“Unacceptable.” “Offensive.” “Disgusting.”
Those are some of the words US officials of both parties have used in the past to describe Charlie Hebdo and others that have taken aim at Muslims and their prophet over the past decade.
After Wednesday's deadly attack on the French satirical weekly, the slain French cartoonists have been eulogized as “martyrs for liberty” on both sides of the Atlantic. But the sudden change of tone masks a deeper ambivalence in both Europe and the United States over the proper role of Western governments in standing up for freedom of expression when it takes aim at religion — in particular Islam, which forbids representations of Muhammad.
“Free expression and a free press are core values; they are universal values, principles that can be attacked but never eradicated, because brave and decent people around the world will never give in to the intimidation and the terror that those seeking to destroy those values employ,” Secretary of State John Kerry vowed in a statement Wednesday. “I agree with the French imam [Hassen Chalghoumi of Drancy], who today called the slain journalists 'martyrs for liberty.' Today’s murders are part of a larger confrontation, not between civilizations — no — but between civilization itself and those who are opposed to a civilized world.”
President Barack Obama, for his part, promised that the “universal belief in the freedom of expression … can't be silenced because of the senseless violence of the few.”
Obama's White House hasn't always been so supportive, however. Asked about Charlie Hebdo's decision in September 2012 to republish cartoons mocking the Prophet Muhammad, which led the French government to close its embassies in several Muslim countries, White House spokesman Jay Carney questioned the satirical broadsheet's “judgment.”
“We know that these images will be deeply offensive to many and have the potential to be inflammatory,” Carney said at the time. “In other words, we don’t question the right of something like this to be published; we just question the judgment behind the decision to publish it.”
Then-Secretary of State Hillary Clinton made similar comments just days earlier after a US-made video critical of Muhammad, “Innocence of Muslims,” fueled anti-American riots across the Middle East.

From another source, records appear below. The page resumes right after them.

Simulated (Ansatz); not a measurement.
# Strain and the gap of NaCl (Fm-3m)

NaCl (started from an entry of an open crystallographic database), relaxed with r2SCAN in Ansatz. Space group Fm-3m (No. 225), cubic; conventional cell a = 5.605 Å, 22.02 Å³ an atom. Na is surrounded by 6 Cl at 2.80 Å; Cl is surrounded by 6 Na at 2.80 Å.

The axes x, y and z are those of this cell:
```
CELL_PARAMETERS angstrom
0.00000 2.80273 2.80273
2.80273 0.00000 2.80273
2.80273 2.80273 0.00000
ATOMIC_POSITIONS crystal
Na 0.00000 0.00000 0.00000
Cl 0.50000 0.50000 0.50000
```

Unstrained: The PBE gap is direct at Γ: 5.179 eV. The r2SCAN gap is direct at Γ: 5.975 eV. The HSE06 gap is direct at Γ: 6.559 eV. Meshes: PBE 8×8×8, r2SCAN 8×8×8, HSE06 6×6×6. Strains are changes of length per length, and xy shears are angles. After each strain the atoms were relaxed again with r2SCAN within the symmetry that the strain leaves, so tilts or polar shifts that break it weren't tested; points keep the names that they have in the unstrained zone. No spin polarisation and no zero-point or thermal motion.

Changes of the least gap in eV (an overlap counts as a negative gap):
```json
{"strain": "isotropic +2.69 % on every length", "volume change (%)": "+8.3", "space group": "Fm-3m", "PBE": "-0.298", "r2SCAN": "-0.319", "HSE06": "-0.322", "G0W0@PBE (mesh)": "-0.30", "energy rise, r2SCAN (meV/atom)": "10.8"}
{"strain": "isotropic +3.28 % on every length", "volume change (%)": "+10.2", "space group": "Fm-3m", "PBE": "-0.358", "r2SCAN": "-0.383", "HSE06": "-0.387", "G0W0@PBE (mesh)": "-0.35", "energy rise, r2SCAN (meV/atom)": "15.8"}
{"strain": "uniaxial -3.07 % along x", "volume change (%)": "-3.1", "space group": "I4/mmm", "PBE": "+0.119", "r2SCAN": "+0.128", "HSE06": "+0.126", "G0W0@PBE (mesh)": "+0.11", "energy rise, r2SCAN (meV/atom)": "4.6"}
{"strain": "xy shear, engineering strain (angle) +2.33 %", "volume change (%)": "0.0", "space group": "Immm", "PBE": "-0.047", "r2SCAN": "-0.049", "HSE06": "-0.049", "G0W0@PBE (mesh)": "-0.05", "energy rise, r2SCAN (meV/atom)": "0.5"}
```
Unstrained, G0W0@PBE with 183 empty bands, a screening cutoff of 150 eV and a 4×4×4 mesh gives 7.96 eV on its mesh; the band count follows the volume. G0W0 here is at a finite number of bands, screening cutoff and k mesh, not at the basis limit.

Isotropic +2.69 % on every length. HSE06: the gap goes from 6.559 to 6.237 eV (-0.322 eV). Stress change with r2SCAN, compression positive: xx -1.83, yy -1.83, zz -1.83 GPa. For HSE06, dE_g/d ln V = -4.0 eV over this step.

“To us, to me personally, this video is disgusting and reprehensible,” Clinton said at the time. “It appears to have a deeply cynical purpose: to denigrate a great religion and to provoke rage. But as I said yesterday, there is no justification, none at all, for responding to this video with violence.”
Asked on Wednesday if the US government believed in “red lines” regarding the publication of provocative material, State Department spokeswoman Jen Psaki said the agency's past stance — criticizing hateful speech while defending the right to express it — hasn't changed.
“Nothing justifies violence,” Psaki said. “You know our view on freedom of speech and freedom of the press, and we believe that that’s something that should be universal around the world. There have been occasions in the past over history where we have expressed concerns not about the legality, but about information that’s been shared.”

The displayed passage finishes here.